Faith Evans Ruch Gets the Royal Treatment
Faith Evans Ruch is an emerging singer from Memphis who is part of the city’s burgeoning music scene. On her second album Lessons In Falling, Ruch, supported by a long list of friends and players, gets the Royal treatment of sorts. The album was recorded at the iconic Royal Studio where some of the greatest Stax sides were made. Ruch, aided by producer Kevin Houston and his bagful of horn arrangements, comes up with a soulful tour de force, revealing an innate music vocabulary that’s worthy of her knocking on the door of ancestral spirits.
On the opening track “I’m Yours,” Rich comes out with horns swinging. The singer’s muscular and adaptive voice runs through the rollicking vacation postcard to her lover, swaying back and forth like an old dance hall number, replete with a few cha cha chas thrown in for fun and good measure. But lest the fun and frivolity makes one think this is a novelty record, you only have to go to the next track. More typical of Ruch’s is the blistering B.B. king-like blues “Beg For Mercy,” cutting a groove in a steamy, blustery arrangement where you can literally feel Ruch sweating through every line of her enthallment. Ruch is breathy one moment, commandeering the next in an authoritative way that allows her muscular phrasing to follow the meandering melody. Ruch is supported by background singers from Southern Avenue who witness a play by play on the passion play of Ruch’s narration.

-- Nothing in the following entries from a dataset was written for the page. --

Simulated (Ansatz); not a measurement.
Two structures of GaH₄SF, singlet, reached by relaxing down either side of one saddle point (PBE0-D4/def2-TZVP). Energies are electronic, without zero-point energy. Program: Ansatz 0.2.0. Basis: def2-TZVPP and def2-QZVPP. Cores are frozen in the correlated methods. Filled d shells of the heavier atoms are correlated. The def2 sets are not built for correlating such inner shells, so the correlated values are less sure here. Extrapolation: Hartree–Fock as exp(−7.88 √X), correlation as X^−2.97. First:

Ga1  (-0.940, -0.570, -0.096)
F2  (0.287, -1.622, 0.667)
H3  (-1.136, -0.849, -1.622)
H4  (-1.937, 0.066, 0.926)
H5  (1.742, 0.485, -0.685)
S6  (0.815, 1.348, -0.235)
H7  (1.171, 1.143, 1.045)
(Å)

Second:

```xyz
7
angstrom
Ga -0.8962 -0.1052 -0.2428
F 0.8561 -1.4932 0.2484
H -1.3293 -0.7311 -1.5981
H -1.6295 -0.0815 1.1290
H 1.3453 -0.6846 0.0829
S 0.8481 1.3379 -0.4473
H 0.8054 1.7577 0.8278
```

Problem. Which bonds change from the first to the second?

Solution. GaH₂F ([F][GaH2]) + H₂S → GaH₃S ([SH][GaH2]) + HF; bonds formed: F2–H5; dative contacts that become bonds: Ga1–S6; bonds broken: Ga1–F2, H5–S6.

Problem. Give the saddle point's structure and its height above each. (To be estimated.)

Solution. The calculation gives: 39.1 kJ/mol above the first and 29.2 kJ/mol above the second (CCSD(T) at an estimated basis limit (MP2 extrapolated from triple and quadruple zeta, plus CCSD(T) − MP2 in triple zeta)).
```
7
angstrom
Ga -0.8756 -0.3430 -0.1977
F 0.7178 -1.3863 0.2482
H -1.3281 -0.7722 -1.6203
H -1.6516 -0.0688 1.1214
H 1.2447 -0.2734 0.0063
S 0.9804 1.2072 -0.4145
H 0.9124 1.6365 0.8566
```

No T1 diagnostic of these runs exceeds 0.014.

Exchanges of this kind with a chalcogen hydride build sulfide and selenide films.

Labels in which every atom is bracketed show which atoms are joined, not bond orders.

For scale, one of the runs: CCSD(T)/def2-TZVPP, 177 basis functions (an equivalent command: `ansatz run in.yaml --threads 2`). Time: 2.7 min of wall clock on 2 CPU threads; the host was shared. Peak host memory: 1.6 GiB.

Ruch first came on the scene in 2014 as an aspiring folk singer. Now one of her earlier acoustic songs, the bluesy melancholic “Rock Me Slow,” gets a more fully realized arrangement with supporting horns and sympathetic signature organ fills against her rueful ruminations on love. On Lessons In Falling, Ruch follows the horns as much as they follow her, both entwined as one in the album’s centerpiece track “Sugar,” evoking its own r & b classicism, accentuated by trumpeter Mark Franklin and trombonist Victor Sawyer and Southern Avenue guitarist Ori Naftaly’s economic but scorching solo. In “This Cold,” Rick Steff’s organ fills with presence and warmth against Ruch’s narrative. Ruch turns the focus from her own laments in an intriguing cover of Nancy Sinatra’s classic song, “Bang, Bang,” Her harrowing voice and the updated arrangement adds to the song’s psychologically rich canon while being faithful to the original.
Lessons In Falling runs the gamut from the bookends of love’sinitial elation to its conclusion. Her versatile enunciation evokes the ups and downs in between. Ruch seems makes bloodsport of it in “Stupid Boy,” a playful put down of a former lover that would sound downright vicious if the arrangement weren’t so playful. But it’s not quite the last word. Ruch finds a higher plane of resolution in the closing track “Thank You.” It’s equilibrium of sorts as Ruch expounds on experience and lessons learned, literally thanking an ex-lover for breaking her heart.
Taking the higher road in love found and lost is a perhaps a surprising and unexpected self realization. Perhaps it’s the biggest lesson of all in learning how to fall.